Therefore, we opted for the IEEE 802.15.4 protocol and implemented a lightweight communication layer on top of it. The operational principles are as follows:

All devices reside within the same PAN (Personal Area Network), with the default PAN ID set to the hexadecimal representation of “DN”.
Each device randomly selects a short address, which also serves as its client ID. The short address must not be 0 or 0xFFFF.
Devices only send broadcast packets.
All packets are “signed” in a basic way using a custom CRC32. This CRC is not used for error detection (as the radio already appends a CRC16), but rather to verify that the packet originated from a DN3D peer, and not from a random Zigbee or Thread device operating on the same channel and PAN ID.
Two communication modes are supported: asynchronous and synchronous, described below.

Asynchronous Communication

This mode is used when devices have not yet discovered each other. Each device can send packets using the CSMA-CA (Carrier Sense Multiple Access with Collision Avoidance) mechanism. Devices sense radio activity and, if detected, wait a random backoff period before retrying. This method is used during the greeting phase, allowing peers to detect each other’s presence. Aside from the CRC32 signature, there is no error recovery or detection, as these packets are sent frequently to ensure other peers can receive them at least once.

Synchronous Communication

This mode resembles old token-ring network protocols. Once all devices are discovered (e.g., four devices are detected or the player presses “Ready”), they are sorted by their short address. The device with the lowest address becomes Client 1 and acts as the master.

The master begins broadcasting a radio packet every 25 ms, without using CSMA-CA. Upon receiving the packet, Client 2 broadcasts its own. Similarly, Client 3 transmits its data after receiving Client 2’s packet, followed by Client 4 after receiving Client 3’s. In a traditional token-ring setup, Client 1 would transmit again after receiving Client 4’s response. However, we chose not to follow this pattern to avoid excessive radio traffic with no practical benefit. High traffic could degrade performance, as each received packet triggers an interrupt service routine (ISR) and requires processing.

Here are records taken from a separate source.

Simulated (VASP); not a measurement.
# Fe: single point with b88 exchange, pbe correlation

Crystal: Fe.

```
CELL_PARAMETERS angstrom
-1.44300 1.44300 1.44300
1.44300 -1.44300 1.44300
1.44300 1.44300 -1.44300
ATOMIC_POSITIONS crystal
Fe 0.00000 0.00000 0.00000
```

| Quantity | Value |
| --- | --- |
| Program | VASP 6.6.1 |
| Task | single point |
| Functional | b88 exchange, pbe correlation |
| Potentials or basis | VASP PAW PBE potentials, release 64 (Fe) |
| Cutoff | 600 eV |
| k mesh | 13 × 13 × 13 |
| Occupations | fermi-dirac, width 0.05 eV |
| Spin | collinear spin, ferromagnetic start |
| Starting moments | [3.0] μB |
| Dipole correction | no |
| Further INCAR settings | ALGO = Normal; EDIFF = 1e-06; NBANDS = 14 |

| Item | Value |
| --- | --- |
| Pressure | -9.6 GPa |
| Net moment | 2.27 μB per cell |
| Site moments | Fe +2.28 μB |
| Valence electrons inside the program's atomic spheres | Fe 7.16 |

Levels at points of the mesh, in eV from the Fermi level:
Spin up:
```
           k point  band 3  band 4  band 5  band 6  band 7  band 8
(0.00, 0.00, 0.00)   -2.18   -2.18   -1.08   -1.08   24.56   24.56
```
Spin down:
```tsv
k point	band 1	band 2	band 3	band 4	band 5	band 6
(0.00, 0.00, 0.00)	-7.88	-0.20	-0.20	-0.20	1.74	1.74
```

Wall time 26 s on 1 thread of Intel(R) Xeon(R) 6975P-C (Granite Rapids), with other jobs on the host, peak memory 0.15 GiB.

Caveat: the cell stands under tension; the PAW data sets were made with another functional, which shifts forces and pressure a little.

Instead, Client 1 resumes transmission when the next 25 ms timer interval expires.

The following picture summarizes the process:

Due to packet loss and varying frame rates, the game may enqueue multiple subpackets in the transmit queue. A subpacket refers to a packet generated by the game logic using the sendPacket() API. To prevent overflow, the protocol attempts to pack as many subpackets as possible into a single radio packet. If a subpacket does not fit, it will be sent in a future packet—even if there is remaining space for additional bytes.

Furthermore, subpackets are sent in order. This means that if a larger subpacket cannot fit, smaller subsequent subpackets are also excluded, even when some of them could fit within the remaining space. These subpackets will be sent later in a new radio packet.

The packet structure is shown below.

Subpackets in the transmit queue are freed once a peer detects that all other peers have received the subpacket. This is determined by inspecting the header of each incoming packet’s payload. The header contains four 4-byte subpacket indexes and a field indicating the number of subpackets included in the payload.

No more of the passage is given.